Political risk high for Wall Street as TARP unfolds
Jan 21, 2009
Tue Jan 13, 2009
Reuters
By Kevin Drawbaugh – Analysis
WASHINGTON (Reuters) – Congressional Democrats and the incoming Obama administration are uniting around strategies for saving the U.S. financial system, but a fog of political risk still hangs over Wall Street and the banks.
That cloud won’t lift for a long time, policy analysts say, as Congress proceeds down a two-track effort to rescue the financial system and then to restructure it.
That process is expected to take many months, with the potential outcome hard to predict.
“The industry will face more political risk in the next six to 12 months than it has faced since the savings and loan debacle ended in the early 1990s,” said Jaret Seiberg, financial services analyst at Stanford Group Co.
Some visibility emerged on Monday around the biggest of the government’s many emergency rescue projects, the $700-billion Troubled Asset Relief Program, or TARP.
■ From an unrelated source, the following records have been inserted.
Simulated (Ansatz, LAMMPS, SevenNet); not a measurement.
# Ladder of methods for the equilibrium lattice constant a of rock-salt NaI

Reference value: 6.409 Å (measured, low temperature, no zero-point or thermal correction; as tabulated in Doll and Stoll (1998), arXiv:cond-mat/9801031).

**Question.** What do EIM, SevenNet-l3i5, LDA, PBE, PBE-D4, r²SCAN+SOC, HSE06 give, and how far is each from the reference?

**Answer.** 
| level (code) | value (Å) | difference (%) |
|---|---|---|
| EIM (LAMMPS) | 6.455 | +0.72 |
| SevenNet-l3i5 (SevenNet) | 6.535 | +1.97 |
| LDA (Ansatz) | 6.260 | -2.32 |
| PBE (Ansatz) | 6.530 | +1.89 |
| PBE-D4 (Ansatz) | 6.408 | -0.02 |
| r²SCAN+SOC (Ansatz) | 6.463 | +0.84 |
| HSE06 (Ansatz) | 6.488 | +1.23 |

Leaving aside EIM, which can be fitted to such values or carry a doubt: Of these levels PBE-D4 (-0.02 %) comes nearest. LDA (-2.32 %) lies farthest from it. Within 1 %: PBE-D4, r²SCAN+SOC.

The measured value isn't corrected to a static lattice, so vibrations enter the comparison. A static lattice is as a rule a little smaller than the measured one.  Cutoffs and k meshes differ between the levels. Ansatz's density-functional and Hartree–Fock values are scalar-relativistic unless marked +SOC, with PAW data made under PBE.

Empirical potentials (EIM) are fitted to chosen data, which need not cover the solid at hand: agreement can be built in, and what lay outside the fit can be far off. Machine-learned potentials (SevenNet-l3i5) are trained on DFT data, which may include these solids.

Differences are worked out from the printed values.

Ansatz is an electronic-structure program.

President-elect Barack Obama and House of Representatives Financial Services Committee Chairman Barney Frank signaled agreement on new conditions for spending the TARP’s second $350 billion.
Senate Banking Committee Chairman Christopher Dodd, a Connecticut Democrat, said he and Obama concur that the massive TARP program needs a “sharp course correction.”
Frank has drafted new TARP rules to make the program do more to prevent home foreclosures, limit executive pay and make companies receiving TARP money say what they did with it. Obama agrees on the need for rules along these lines.
But beyond that, the TARP’s future is murky.
The first $350 billion of it has already been committed by Treasury Secretary Henry Paulson to aiding Citigroup (C.N), insurer American International Group (AIG.N), major automakers General Motors (GM.N) and Chrysler LLC, and others.
TARP VETO SHOWDOWN
A request for the second half of TARP funding was sent to Congress by President George W. Bush, giving lawmakers 15 days to decide whether to block release of the funds.
Senate and House leaders from both parties on Monday voiced wary support for releasing the funds. But many lawmakers are deeply dissatisfied with the handling of the program so far.
Frank, a Massachusetts Democrat, will hold a committee meeting on Tuesday afternoon to air complaints from lawmakers.
House Republican Leader John Boehner said on Monday he opposes releasing the $350 billion. “I remain disappointed about the way TARP has been managed,” said the Ohio lawmaker.
If Congress votes to block release of the funds, a resolution to that effect would then go to the White House. A presidential veto would release the funds, but it is unclear if Bush or Obama, who takes over on January 20, would use the veto pen.
If one of them were to veto that resolution, in order to block the funds, Congress would have to override the veto. That requires a two-thirds vote in both the House and the Senate.
MULTIPLE RESCUE MISSIONS
Beyond the TARP, the Obama administration and congressional Democrats are coalescing around other rescue approaches.
One is a push to reform bankruptcy law so that courts can relax the terms of primary home mortgages to help struggling homeowners. Most of the financial industry opposes this.
Another is an effort to encourage mortgage servicing companies to ease the terms of home loans for distressed borrowers. Proposals call for giving the servicers new legal protections and payments for doing mortgage modifications.
While these and other rescue programs play out — widening the government’s role in the markets beyond anything seen in generations — Frank’s committee is expected to begin a series of hearings in February on permanent changes to the financial system. That process is likely take many months.
Fed Vice Chairman Donald Kohn, in testimony prepared for delivery to a U.S. House Committee, said the second half of the $700 billion financial bailout fund was “essential” to restore credit flows and backed the idea of using money to reduce foreclosures and further bolster banks.
Kohn said additional funding could help expand the size or scope of the TARP and could provide financing for commercial mortgage-backed securities.
Congressional Democrats also want to fix weaknesses in the oversight of mortgage giants Fannie Mae and Freddie Mac; the markets for mortgage-backed bonds and derivatives like credit default swaps; and the capital standards of banks.
A major realignment of regulatory agencies looks likely, with the Securities and Exchange Commission and Commodity Futures Trading Commission possibly being combined.
Daniel Arnold, associate director at financial group Sandler O’Neill, said agreement on new rules for the TARP “is one thing that will be cleared up a little bit.
“But there’s still a million other questions out there on what’s going to happen. We’re still knee-deep in uncertainty with regard to future regulatory actions.”